A 39 line generic lexer. Lexing is always the easy part, but this guy is pretty sweet for quick and dirty token parsing.
[Edit] There is some redundant code in this revision. I realized I posted the wrong version of the lexer as I was driving down the road on my way to a dinner engagement. I'll post a follow-up lexer (though this one does work), that is more compact as soon as I get home.
Probably wondering what the purpose is behind this little guy. A member of one of the MS newsgroups was curious how hard it would be to process a configuration file that was in a non XML format. The format is actually somewhat popular and uses the french brace nesting, key=value; format. This gives us plenty of well-formedness to work with since we have statement terminators for key=value pairs, and nesting for complex data types (I wouldn't call them complex data types, really, rather named configuration sections.)

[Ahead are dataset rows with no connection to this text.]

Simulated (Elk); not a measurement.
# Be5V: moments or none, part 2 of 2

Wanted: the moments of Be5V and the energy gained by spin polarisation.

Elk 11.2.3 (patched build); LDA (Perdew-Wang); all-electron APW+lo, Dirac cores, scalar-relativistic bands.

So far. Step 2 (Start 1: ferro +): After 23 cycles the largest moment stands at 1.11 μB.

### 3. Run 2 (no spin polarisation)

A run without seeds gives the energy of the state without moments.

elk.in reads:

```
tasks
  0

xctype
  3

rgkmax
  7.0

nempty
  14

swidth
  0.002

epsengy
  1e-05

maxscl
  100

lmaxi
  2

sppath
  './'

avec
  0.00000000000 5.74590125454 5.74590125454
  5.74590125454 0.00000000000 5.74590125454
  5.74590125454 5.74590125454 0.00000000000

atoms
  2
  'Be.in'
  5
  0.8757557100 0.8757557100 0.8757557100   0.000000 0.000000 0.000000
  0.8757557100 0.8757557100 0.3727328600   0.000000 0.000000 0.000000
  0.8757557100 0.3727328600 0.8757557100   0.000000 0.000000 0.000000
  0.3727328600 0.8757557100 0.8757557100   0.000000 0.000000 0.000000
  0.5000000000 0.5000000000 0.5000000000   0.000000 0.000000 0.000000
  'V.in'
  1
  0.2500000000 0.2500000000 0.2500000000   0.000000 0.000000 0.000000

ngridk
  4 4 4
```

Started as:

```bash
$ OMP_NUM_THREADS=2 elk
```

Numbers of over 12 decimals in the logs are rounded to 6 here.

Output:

Below is the lexer we'll be using. Really simple, doesn't do much. It allows for single character token delimiters. It also allows us to toss certain breaking characters out. For instance, the override I've created will toss out spaces, tabs, carriage returns, and linefeeds. When I actually create the parser I'll be using a slightly different lexer, since I need to keep whitespace, but we'll get to that later. For now, enjoy!
public class Token {
public string TokenData;
public Token(string tokenData) { TokenData = tokenData; }
}
public class BasicLex {
public static Token[] StringToTokens(string tokenString) {
return StringToTokens(tokenString, " \n\r\t{}\"=;.()[],", " \t\r\n");
}
public static Token[] StringToTokens(string tokenString, string breakers, string toss) {
ArrayList tokens = new ArrayList();
int tokenStart = 0, tokenPointer = 0;
TOKENLOOP: while(tokenPointer < tokenString.Length) {
for(int i = 0; i < breakers.Length; i++) {
if ( breakers.IndexOf(tokenString[tokenPointer]) > -1 ) {
if ( tokenStart != tokenPointer ) {
tokens.Add(new Token(tokenString.Substring(tokenStart, tokenPointer - tokenStart)));
}
if ( toss.IndexOf(tokenString[tokenPointer]) == -1 ) {
tokens.Add(new Token(tokenString.Substring(tokenPointer, 1)));
}
tokenStart = ++tokenPointer;
goto TOKENLOOP;
}
}
tokenPointer++;
}
if ( tokenStart != tokenPointer ) {
tokens.Add(new Token(tokenString.Substring(tokenStart, tokenPointer - tokenStart)));
}
return (Token[]) tokens.ToArray(typeof(Token));
}
}